Since we get these remainders in the opposite order from which we eventually want 'em, pushing them on the stack and popping them off is a convenient way to reverse the order (there are other ways to do this). When we're done looping through this section, the stack will look like this:

xxxx:FFFE 0000 ; from dos
xxxx:FFFC 0106 ; return address from subroutine
xxxx:FFFA 3039 ; old ax - 12345 decimal
xxxx:FFF8 0000 ; old bx - probably zero?
xxxx:FFF6 ???? ; old cx
xxxx:FFF4 ???? ; old dx
xxxx:FFF2 0005 ; first remainder
xxxx:FFF0 0004 ; etc.
xxxx:FFEE 0003
xxxx:FFEC 0002
xxxx:FFEA 0001

At this point, the quotient in ax is zero...

Code: [Select]

    inc cx              ; bump digit counter
    or ax, ax           ; is quotient zero?
    jnz .push_digit     ; no, do more

    mov ah, 2           ; print character subfunction
.pop_digit:
    pop dx              ; get remainder back

Now we get the digits back in the "proper" order, one at a time. Note that we don't need to pop the same register that we pushed - it just works out that way for int 21h/2. If we wanted to use "stosb" or "int 29h" we could have used "pop ax" just as well. Also note that we're only interested in a single byte, but we can't push/pop a single byte - only 2 bytes (or 4 or 8 in 32- or 64-bit code - there are some options to this, we can actually push/pop 4 bytes in 16-bit code or 2 bytes in 32-bit code. I think we can still push 2 bytes, but not 4 bytes, in 64-bit code. Better to stick to the "native" size, to avoid confusion, IMO). In any case, once we've popped the cx digits we counted while pushing them, the stack is back to:

xxxx:FFFE 0000 ; from dos
xxxx:FFFC 0106 ; return address from subroutine
xxxx:FFFA 3039 ; old ax - 12345 decimal
xxxx:FFF8 0000 ; old bx - probably zero?
xxxx:FFF6 ???? ; old cx
xxxx:FFF4 ???? ; old dx

Code: [Select]

    add dl, '0'         ; convert to ascii character
    int 21h             ; print it
    loop .pop_digit     ; cx times

    pop dx
xxxx:FFFE 0000 ; from dos
xxxx:FFFC 0106 ; return address from subroutine
xxxx:FFFA 3039 ; old ax - 12345 decimal
xxxx:FFF8 0000 ; old bx - probably zero?
xxxx:FFF6 ???? ; old cx
...and dx is back to its original value...

Code: [Select]

    pop cx
    pop bx
    pop ax
etc...
xxxx:FFFE 0000 ; from dos
xxxx:FFFC 0106 ; return address from subroutine

At this point, the next thing on the stack had damwell better be our return address, or we're "off in the weeds" - probably crash!

Code: [Select]

    ret

... and we're back to where we were called from, with just the zero that dos put on the stack.
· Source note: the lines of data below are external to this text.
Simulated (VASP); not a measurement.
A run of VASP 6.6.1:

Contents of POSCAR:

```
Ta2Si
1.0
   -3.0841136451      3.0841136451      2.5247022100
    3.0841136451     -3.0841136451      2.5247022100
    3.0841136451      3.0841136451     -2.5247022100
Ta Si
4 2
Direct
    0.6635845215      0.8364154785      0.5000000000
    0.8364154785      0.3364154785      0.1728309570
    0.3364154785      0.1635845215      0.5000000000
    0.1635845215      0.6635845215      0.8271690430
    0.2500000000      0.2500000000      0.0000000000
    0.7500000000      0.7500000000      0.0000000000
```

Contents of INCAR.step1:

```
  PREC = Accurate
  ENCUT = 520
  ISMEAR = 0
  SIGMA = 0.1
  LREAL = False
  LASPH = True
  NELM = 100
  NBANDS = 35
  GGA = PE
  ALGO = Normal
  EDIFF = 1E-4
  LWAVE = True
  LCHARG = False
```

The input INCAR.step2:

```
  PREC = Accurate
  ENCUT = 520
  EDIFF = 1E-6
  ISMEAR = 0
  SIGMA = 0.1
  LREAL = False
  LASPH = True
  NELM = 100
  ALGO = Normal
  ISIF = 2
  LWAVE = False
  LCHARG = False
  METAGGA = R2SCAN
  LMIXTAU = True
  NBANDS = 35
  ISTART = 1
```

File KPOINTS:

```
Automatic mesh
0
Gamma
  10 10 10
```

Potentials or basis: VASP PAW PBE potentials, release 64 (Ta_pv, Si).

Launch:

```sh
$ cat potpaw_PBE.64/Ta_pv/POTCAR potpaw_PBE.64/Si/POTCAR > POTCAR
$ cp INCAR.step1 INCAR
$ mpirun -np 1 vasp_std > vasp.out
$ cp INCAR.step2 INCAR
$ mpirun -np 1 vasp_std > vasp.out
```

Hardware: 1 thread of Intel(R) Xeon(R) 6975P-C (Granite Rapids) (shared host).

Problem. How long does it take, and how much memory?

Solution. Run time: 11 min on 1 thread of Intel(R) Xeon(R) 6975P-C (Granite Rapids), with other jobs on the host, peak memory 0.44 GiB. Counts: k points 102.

I don't save/restore ax in the other subroutines, since after being rotated the correct number of times it's back to its original value anyway. I've probably made typos in the above, but it should give the general idea...

The stack is also used for passing parameters. I may get to that... if I get to it. :)

Best,
Frank